With all the guns around in US I am genuenly surprised that most of these shooters just go on random killing sprees instead of political assasinations. In japan a DYI gun was enough to kill former prime minister Shinzo Abe so would think country so divided as United states would have far more of these cases.

Guess the people on top truly are untouchable at least for most of the time.

[–] crackajack@reddthat.com 5 points 1 year ago

American politicians tend to be heavily guarded.

[–] SCB@lemmy.world 1 points 1 year ago (1 children)

Most people like their politician. When they are polled about Congress and rate it unsatisfactory, it's because they want all of Congress to be like their rep (or exactly their rep's opposite, if they're a minority voter in the area).

It's a lot easier to assassinate your local rep than it is to shoot a senator from West Virginia or whatever, so the impulse to kill them is lower. Add in their significantly greater security and you can see how this lessons the odds of attempted assassinations.

[–] Vipsu@lemmy.world 3 points 1 year ago (1 children)

They may like their politician but that still leaves out a lot of the congress who they may dislike and target with their radicalized outrage.
But yeah the fact that these people are protected by greater (armed) security the chance for failure is far greater.

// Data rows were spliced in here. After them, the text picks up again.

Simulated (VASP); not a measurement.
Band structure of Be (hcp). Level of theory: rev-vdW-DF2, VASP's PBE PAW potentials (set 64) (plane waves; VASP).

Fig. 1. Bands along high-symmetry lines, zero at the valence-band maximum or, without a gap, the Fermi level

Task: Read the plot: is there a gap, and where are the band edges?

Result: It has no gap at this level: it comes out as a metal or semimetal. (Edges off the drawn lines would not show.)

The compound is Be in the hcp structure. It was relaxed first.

But still quite surprised how little actions or lack of have backfired on people in power.
Guess things will need to get way worse for more shit to start piling on their backyards.

[–] SCB@lemmy.world 2 points 1 year ago

I don't disagree, I was just offering my best explanation. With the way rhetoric is accelerating, I wouldn't be surprised to see more political violence as 2024 approaches.

Also likely that it just comes in waves - bigger cycles will mean a higher chance at crazy.